O - Antropocene (Self-released)

As someone who likes their metal with a taste of hardcore, black metal sometimes presents a struggle. Too often I'm expected to settle for tired post-hardcore cliches played with extra reverb in mediocre atmoblack, or bands that take the source genres’ tendency toward simple compositions as an excuse to not put the effort in. Occasionally something inspired will emerge, like the blackened metalcore on TelosDelude from earlier this year, but unearthing quality hxc of a trver disposition is a far rarer and more exciting occurrence.
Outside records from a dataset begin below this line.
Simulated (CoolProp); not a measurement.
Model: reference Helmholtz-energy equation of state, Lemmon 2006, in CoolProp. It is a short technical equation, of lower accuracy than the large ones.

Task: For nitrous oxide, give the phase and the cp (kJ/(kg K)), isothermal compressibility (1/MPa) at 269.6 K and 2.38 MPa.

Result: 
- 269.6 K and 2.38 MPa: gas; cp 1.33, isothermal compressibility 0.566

Enter O. Hailing from Northern Italy, this alluringly ungoogleable band has been dishing out quality black metal since 2011, flashing a filthy hardcore edge akin to European neighbours Celeste and The Secret. It took until 2020’s Antropocene for them to hit my radar, when I fell in love with its sulphuric grime befitting the cover’s volcanic imagery. Much of this grime stems from the thick, charred guitar tone, lending the more atmospheric sections on "Mare Morto'' and the intro to "Escluso'' a primal edge; alternately, its geologic heft blends perfectly with the slower tempo of "Nebbia," bringing to bear an inescapable tectonic weight that wholly buries the listener. The vocals are similarly powerful—see how the monumental ten-minute closer, "Era", summons raw and crackling howls to ride atop white-hot waves of feedback. These expansive post-black aesthetics dot Antropocene's nine tracks, but O never fall into the lifeless, faux-ritualistic ambience of all the Wolves in the Throne Room wannabes chanting on Bandcamp. Rather, the overall sense is one of genuine sublimity—of being overwhelmed by an uncaring and inhuman force of nature. It's a tall order for most bands to pull something like that off convincingly, but O invoke the transcendental with such effortless authority on Antropocene that it’s become one of my favorite black metal records of the decade so far. Some of those forest-dwelling druids better start taking notes.